The project’s users are therefore archive and museum staff responsible for cataloguing and managing these important collections. The Linked Data production workflows need to be easy to use to enable embedding in the collection teams’ routine and to maximise sustainability of export and publication processes beyond the end of the project lifetime so that Linked Data can continue to be produced for reuse. Separate blog posts describe the use case for the Penguin Archive  and for the Geology Museum indicate how the project affects our users and how they are being engaged and are reacting to the project.

Users and use cases: The Geology Museum

Thursday, June 28th, 2012

The Geology Museum (site under development) is based in the University of Bristol’s School of Earth Sciences. It holds historically and scientifically important collections that are unique to the institution. The museum holds an estimated 100,000 museum specimens, many of which are unique and of international importance. Highlights include: an estimated 20,000 invertebrate fossils including material with important historical associations, over 4,500 mineral specimens, including many display-quality items from nowadays inaccessible mines, over 3,000 vertebrate fossils and casts and the Fry collection of over 4,000 invertebrate and plant fossils from the UK. There is also an extensive teaching collection of 16,000 specimens. Over the past 15 years 41,420 digital records have been produced on the basis of historic museum registers, card index catalogues and specimen labels. The creation of digital metadata has focused on valuable specimens and collection of national or international importance. These records represent about two thirds of the entire collection. Each metadata record contains information in 30 categories, 18 of which will be published by this project.

The School of Earth Sciences is already undertaking work to enhance the online presence of the Geology Museum by improving the museum website and online access to the collections. Included in this work is the migration of the existing collection metadata into a Drupal backed system, which can be used to publish Linked Data automatically.

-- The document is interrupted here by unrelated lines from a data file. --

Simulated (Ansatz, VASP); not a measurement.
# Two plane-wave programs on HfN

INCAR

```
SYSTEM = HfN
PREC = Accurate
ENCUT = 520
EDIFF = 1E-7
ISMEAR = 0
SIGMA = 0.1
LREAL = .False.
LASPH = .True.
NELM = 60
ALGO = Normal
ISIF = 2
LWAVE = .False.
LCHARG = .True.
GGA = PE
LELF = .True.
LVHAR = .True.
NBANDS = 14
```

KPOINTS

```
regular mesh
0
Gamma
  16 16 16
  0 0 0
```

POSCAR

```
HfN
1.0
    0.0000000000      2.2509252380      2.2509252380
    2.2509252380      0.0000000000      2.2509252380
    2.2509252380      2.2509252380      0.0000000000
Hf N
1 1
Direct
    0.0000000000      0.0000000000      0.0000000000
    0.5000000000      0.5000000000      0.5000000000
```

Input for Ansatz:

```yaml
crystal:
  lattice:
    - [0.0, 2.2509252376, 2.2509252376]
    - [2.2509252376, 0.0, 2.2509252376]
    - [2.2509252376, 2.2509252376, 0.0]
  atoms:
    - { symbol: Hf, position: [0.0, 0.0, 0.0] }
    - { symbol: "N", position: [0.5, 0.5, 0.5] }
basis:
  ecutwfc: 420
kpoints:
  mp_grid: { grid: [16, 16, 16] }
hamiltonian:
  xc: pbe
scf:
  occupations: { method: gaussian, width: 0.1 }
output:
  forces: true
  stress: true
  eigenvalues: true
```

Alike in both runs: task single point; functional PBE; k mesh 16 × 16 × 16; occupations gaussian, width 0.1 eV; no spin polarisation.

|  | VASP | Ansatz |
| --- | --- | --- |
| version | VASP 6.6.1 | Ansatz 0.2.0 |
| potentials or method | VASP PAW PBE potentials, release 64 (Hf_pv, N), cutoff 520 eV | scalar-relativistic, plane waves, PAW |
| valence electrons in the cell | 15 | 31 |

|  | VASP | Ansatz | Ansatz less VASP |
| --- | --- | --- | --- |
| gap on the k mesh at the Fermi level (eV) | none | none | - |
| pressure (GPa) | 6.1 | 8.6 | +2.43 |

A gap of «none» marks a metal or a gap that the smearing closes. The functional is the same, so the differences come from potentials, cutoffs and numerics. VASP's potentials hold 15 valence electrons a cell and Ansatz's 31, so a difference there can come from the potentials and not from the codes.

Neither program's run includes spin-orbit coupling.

Initial work focused on moving data from existing spreadsheet format into the Drupal database. Issues arise in the formats used, including free text, and the need to restrict terminology. There is a huge amount of data but it is largely unstructured, so requires manual effort to review and test. Unlike the Penguin Archive use case, the export and publication processes are largely automated by Drupal’s in-built modules for handling RDF, returning it in response to a Linked Data request. The aim is to embed data from the catalogue in the Geology Museum’s new public website using metadata in the HTML of the site, so that large search engines can find structured data.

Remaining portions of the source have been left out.